← Back to context

Comment by theodpHN

1 year ago

Yes, it's very convenient to be able to use SQL with your massively parallel commercial database (Oracle, Snowflake, etc.) and then again with the results sets (Pandas, etc.). Interestingly, it's a concept that was implemented 35 years ago in SAS (link below) but is just now gaining traction in today's "modern" software (e.g., via DuckDB).

USING THE NEW SQL PROCEDURE IN SAS PROGRAMS (1989) https://support.sas.com/resources/papers/proceedings-archive... The Sql procedure uses SQL to create, modify, and retrieve data from SAS data sets and views derived from those data sets. You can also use the SOL procedure to join data sets and views with those from other database management systems through the SAS/ACCESS software interfaces.

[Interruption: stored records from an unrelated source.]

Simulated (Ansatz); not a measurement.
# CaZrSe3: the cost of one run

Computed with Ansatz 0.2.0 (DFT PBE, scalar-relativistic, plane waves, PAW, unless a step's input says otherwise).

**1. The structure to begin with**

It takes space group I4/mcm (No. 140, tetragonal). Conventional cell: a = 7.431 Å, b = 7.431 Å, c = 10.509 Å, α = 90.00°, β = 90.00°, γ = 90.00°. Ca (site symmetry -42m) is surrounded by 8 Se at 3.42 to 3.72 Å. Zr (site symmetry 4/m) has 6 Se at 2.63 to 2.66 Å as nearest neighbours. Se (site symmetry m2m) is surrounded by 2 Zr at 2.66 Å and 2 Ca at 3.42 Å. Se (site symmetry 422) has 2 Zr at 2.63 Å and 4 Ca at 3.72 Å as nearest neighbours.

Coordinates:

Wow, that is really cool. One of my theses is that DuckDB will be bought by GCP (BigQuery), and polars will be bought by Databricks (or AWS). The thesis is based on the idea that Snowflake bought the Modin platform. The movement in DE seems to be towards data warehouse platforms streaming data (views/results) down to dataframe (Modin, Polars, DuckDB) platforms, which then stream down to their BI platforms. Because these database platforms are designed as OLAP platforms so, this approach makes sense.